FCA US, UAW Open Bargaining
July 15, 2015—On Tuesday, Fiat Chrysler Automobiles U.S. and the United Automobile Workers officially opened negotiations on a new collective bargaining agreement with a ceremonial handshake at the UAW-Chrysler National Training Center in Detroit.
FCA US chairman and CEO Sergio Marchionne and FCA North America vice president of employee relations Glenn Shagena were joined by UAW president Dennis Williams and UAW vice president Norwood Jewell, along with 30 members of the bargaining team for the official opening of negotiations.
"FCA US and the UAW have a long standing partnership that has a proven track record of being able to overcome challenges when faced with adversity," said Marchionne. "There is a great deal of mutual respect between us, and I am confident that we have the right leadership and the right teams in place to negotiate a long-term, responsible agreement."
When the two sides met previously in 2011, FCA US was in the process of recovering from restructuring. With the support of the UAW, the 2011 agreement allowed FCA to further rebuild and grow the business. As a result, FCA US has invested over $5.7 billion in its U.S. facilities and hired nearly 15,000 hourly employees resulting in an increase of production at U.S. vehicle assembly plants from 1.2 million units in 2011 to 1.7 million in 2014.
"Our UAW members are an integral part of the success of FCA US, and they need to participate in the economic well-being of the company," said Marchionne. "It is important that we effectively come up with a compensation plan that allows union members to participate in the profit generation based on performance, while allowing us to maintain a competitive cost structure in a downturn."
Marchionne referenced the implementation of World Class Manufacturing (WCM) as having made the company’s plants more flexible, competitive and efficient.
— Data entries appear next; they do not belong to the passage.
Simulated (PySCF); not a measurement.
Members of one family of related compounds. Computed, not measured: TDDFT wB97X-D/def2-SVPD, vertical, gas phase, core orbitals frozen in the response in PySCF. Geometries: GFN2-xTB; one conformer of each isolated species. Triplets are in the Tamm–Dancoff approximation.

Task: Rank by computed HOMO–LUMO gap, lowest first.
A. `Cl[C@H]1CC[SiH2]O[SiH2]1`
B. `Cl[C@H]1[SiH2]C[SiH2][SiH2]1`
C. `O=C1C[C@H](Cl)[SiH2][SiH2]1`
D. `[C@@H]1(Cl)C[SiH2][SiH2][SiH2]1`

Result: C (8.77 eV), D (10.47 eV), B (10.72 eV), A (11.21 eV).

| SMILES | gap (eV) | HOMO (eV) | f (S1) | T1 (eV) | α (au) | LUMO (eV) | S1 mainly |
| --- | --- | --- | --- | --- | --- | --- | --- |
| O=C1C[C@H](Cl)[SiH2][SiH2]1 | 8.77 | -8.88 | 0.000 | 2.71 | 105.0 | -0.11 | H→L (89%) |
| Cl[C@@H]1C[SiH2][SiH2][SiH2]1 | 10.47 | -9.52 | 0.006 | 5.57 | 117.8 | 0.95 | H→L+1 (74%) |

"At the heart of WCM is a fundamental respect for the people who make up this house," said Marchionne. "This manufacturing system is organized around a principle that the experience, the intelligence and the creativity of every person contributes to our ultimate destiny."
Over the term of the current agreement, progress has been made on the implementation of WCM, a methodology that focuses on eliminating waste, increasing productivity and improving quality and safety in a systematic and organized way. With a joint commitment to WCM, the hourly workforce has provided suggestions on how to improve their jobs and their plants.
Facilities are audited on their WCM implementation progress twice a year, scoring points in 10 technical and 10 managerial pillars by demonstrating WCM know-how and competence through employee-conducted pillar presentations and a review of the projects that have been expanded across the shop floor. Scores during those audits have resulting in five U.S. plants achieving bronze statues and one silver statue since 2009.
"We go into bargaining with a desire to recognize and reward our employees for their hard work and dedication," said Shagena. "This agreement affords both parties an opportunity to protect and secure the future competitiveness of FCA US by maintaining a cost structure that allows us to continue to provide good, well-paying jobs."
As negotiations begin, Shagena and Marchionne have stressed the importance of learning from the past and not letting history repeat itself.
"We cannot afford to be bound by convention in our quest. If we insist on going back to the antagonistic type of bargaining that was once typical of the industry, it will be disastrous," said Marchionne. "If we agree on a future that calls for our shared responsibility, I believe we can come to an agreement that allows us to continue on the road we have traveled so far.